Regulatory Information

On March 20, 2003, we published a notice of proposed rulemaking (NPRM) entitled “Safety and Security Zones; Chesapeake Bay, Maryland and Tributaries” in the Federal Register (68 FR 13649). We received no letters commenting on the proposed rule. No public hearing was requested, and none was held.

Under 5 U.S.C. 553(d)(3), the Coast Guard finds that good cause exists for making this rule effective less than 30 days after publication in the Federal Register. The final rule was published in the Federal Register (68 FR 43309) on July 22, 2003, but is not effective until August 21, 2003. However, imminent arrival of affected vessels creates an immediate need for this temporary rule until the final rule becomes effective.

Background and Purpose

In light of the terrorist attacks on the World Trade Center buildings in New York, NY and the Pentagon in Arlington, VA on September 11, 2001, safety and security zones are being established to safeguard certain types of vessels and the public from sabotage or other subversive acts, accidents, or other events of a similar nature, and to protect persons, vessels, and others in the maritime community from the hazards associated with the transit and limited maneuverability of these vessels. These safety and security zones prohibit entry into or movement within the specified areas.

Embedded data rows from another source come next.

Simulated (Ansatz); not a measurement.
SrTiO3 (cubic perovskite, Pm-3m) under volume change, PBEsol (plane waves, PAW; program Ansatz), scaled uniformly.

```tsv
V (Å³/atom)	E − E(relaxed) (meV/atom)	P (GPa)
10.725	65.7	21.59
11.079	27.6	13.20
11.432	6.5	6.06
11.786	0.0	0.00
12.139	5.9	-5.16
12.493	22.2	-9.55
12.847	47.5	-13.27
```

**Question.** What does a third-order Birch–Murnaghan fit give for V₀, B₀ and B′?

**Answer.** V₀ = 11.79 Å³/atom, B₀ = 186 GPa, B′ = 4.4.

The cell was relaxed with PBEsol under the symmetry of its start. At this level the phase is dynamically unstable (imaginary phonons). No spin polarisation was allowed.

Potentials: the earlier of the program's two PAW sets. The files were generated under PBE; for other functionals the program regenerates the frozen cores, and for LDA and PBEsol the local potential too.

This rule establishes safety and security zones around vessels carrying LNG while underway, anchored, or moored in the waters of the Chesapeake Bay and its tributaries. This rule creates safety and security zones within navigable waters of the United States in the COTP Baltimore zone, as defined in 33 CFR 3.25-15. While the COTP anticipates some impact on vessel traffic due to this regulation, these safety and security zones are deemed necessary for the protection of life, property, and the safety and security of navigation within the COTP Baltimore zone.

Regulatory Evaluation

This rule is not a “significant regulatory action” under section 3(f) of Executive Order 12866, Regulatory Planning and Review, and does not require an assessment of potential costs and benefits under section 6(a)(3) of that Order. The Office of Management and Budget has not reviewed it under that Order. It is not “significant” under the regulatory policies and procedures of the Department of Homeland Security (DHS).

We expect the economic impact of this proposed rule to be so minimal that a full Regulatory Evaluation under the regulatory policies and procedures of DHS is unnecessary. This finding is based on the limited size of the zones, the minimal time that vessels will be restricted from the zones, and vessels may transit around the zones. In addition, vessels that may need to enter the zones may request permission on a case-by-case basis from the COTP Baltimore or his designated representatives.

Small Entities

Under the Regulatory Flexibility Act (5 U.S.C. 601-612), we have considered whether this rule would have a significant economic impact on a substantial number of small entities. The term “small entities” comprises small businesses, not-for-profit organizations that are independently owned and operated and are not dominant in their fields, and governmental jurisdictions with populations of less than 50,000.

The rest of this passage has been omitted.